This comes from our friends at CRESA:
This morning, an estimated 866,000 people in Washington State participated in the Great Washington Shakeout, a statewide 'drop, cover, and hold on' drill. The reason why we 'drop, cover and hold on' when the ground shakes is to protect ourselves from what in the building trades they call 'nonstructural' items.
Most injuries in earthquakes occur when these items come crashing down on victims: computers, monitors, tall furniture, TVs, appliances, ceiling tiles, light fixtures, bricks, tiles, etc.
Put simply, nonstructural items are anything in a building that's not dedicated to keeping a building upright. This also includes cladding, mechanical systems, electrical systems, piping, HVAC, fire protection systems, and so on. Since the early 70's in the US, building codes required that buildings be built to withstand some level of ground shaking.

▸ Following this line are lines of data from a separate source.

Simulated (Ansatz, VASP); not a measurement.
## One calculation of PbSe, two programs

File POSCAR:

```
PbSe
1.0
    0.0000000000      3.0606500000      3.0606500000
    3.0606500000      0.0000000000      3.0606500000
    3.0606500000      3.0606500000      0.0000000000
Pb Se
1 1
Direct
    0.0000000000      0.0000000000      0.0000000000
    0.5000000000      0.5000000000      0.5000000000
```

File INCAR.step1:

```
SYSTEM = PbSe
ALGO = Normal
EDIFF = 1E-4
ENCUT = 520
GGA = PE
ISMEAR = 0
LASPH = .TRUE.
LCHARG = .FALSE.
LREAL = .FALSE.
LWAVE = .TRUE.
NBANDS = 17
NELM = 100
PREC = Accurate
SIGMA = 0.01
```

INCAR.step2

However, for the most part, these codes only address structural components. They do not fully address nonstructural components. So for the building you are in, unless there was special attention paid to securing nonstructural items, they may fail in an earthquake. If they don't fall and hurt someone, they may still block exit routes.
They may also be damaged to the extent that the building is unusable. Nonstructural items represent the majority of the costs of a building and so damage to these items can be very expensive and can extend the time it takes you to recover.
The good news is that it's fairly easy and inexpensive to secure nonstructural items. There are a number of strategies but probably the best two are a) relocation and b) anchoring. Relocate especially dangerous, loose items to a place where they don't crash into people or into other items or block exit routes. For items that can't be relocated, anchor them to a secure point such as wall studs.
Here are some other tips: Do a walk through of your home and workplace. Inventory and prioritize high risk items and come up with a plan to mitigate them. This is a great project for a work safety committee. Secure your hot water heater. Kits are available at hardware stores. Demand seismic design for any new construction, remodeling, installation, and retrofits Easy and essential items to secure at the home or office are computers, office equipment, and tall furniture. Simple L-brackets and velcro can do the trick. Specific fasteners are also available. Do a web search for "earthquake fastening solutions".